The number of wildfires in California and the western U.S. this summer may represent a "new normal."
Nationally, wildfires have burned at least 6.5 million acres in 2015. Federal fire managers say that's a 38 percent increase over the 10-year average to this point in the year.
UC Berkeley professor Scott Stephens is co-director of the Center for Fire Research and Outreach. He says some of the increase in fire frequency is likely due in part to climate change.
"But there's no doubt, just the increasing temperatures and less snow on the ground, longer periods for fuels to dry in a Mediterranean climate," says Stephens. "The physics of that just tell us the fire is going to be able to move more frequently and possibly even higher intensity."
Stephens says warmer temperatures are causing fires to grow overnight too, and the Rocky and Jerusalem fires are prime examples.
"We're not having the recovery at night, we're not seeing as much recovery in terms of temperatures -- they're not going down," says Stephens. "Humidities are not coming up at night, so we're seeing more active burning at night, and that happened in both of the recent fires that occurred in Lake County, with burning in the chaparral."
Firefighters walk under smoke from fires along Morgan Valley Road near Lower Lake, Calif., Friday, July 31, 2015. Jeff Chiu / AP
Stephens says more thinning and prescribed fires in the forest areas of California would help limit the severity and size of future wildfires, even with impacts from drought and climate change.
"There are still restoration activities we could do today that really would make a huge difference in the mitigation of kind of some of the impacts we don't want to see - large area mortality and lots of smoke emissions," says Stephens.
'We need to coexist with fire'
In previous reports for the U.N. Intergovernmental Panel on Climate Change, researchers showed that wildfires in the western U.S. would be more frequent and severe.

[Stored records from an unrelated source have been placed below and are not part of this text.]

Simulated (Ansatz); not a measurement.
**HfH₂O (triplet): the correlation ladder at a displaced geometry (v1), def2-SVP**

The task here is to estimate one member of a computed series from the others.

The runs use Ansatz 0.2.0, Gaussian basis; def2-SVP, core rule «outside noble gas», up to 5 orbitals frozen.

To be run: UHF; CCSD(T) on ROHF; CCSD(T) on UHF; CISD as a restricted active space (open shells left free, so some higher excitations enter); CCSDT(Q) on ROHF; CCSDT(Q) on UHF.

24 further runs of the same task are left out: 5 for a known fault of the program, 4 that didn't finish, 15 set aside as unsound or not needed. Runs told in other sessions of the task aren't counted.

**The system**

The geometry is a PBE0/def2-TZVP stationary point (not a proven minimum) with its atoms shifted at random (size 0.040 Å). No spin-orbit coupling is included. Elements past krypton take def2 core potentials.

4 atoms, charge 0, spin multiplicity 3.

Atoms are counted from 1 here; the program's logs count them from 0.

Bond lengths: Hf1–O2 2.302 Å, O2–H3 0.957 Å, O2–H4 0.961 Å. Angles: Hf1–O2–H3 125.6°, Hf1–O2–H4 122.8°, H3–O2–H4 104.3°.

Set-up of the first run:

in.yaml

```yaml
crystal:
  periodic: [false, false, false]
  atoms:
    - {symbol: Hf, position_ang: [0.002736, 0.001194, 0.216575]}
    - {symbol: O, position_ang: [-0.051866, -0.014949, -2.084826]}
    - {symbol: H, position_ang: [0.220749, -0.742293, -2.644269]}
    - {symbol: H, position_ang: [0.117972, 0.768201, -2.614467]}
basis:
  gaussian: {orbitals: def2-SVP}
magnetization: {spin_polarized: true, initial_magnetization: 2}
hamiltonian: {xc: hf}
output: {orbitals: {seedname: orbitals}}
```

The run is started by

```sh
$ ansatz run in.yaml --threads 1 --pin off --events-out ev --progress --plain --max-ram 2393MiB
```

"Drought index projections and climate change regional models show increases in wildfire risk during the summer and fall on the southeast Pacific coast, Northern Plains and the Rocky Mountains," according to an IPCC summary of a 2014 report. "In places like the Sierra Nevada, mixed conifer forests, which have a natural cycle of small, non-crown fires, are projected to have massive crown-fires."
A 2012 study by UC Berkeley researchers showed climate change will bring about major shifts in worldwide fire patterns.
The study, "Climate change and disruptions to global fire activity" showed that by the end of the century, almost all of North America, and most of Europe, would see an increase in the frequency of wildfires, primarily because of increasing temperature trends. It concluded that the western United States would see more fire.
"We need to learn how to coexist with fire," said study lead author Max Moritz, a fire specialist in UC Cooperative Extension.
Moritz said if there is a new angle to the 2012 study in 2015, it could be that the on-going drought is having "big impacts on the plants, and thus fires, this year ... almost the entire landscape is basically parched and much drier than it normally would be."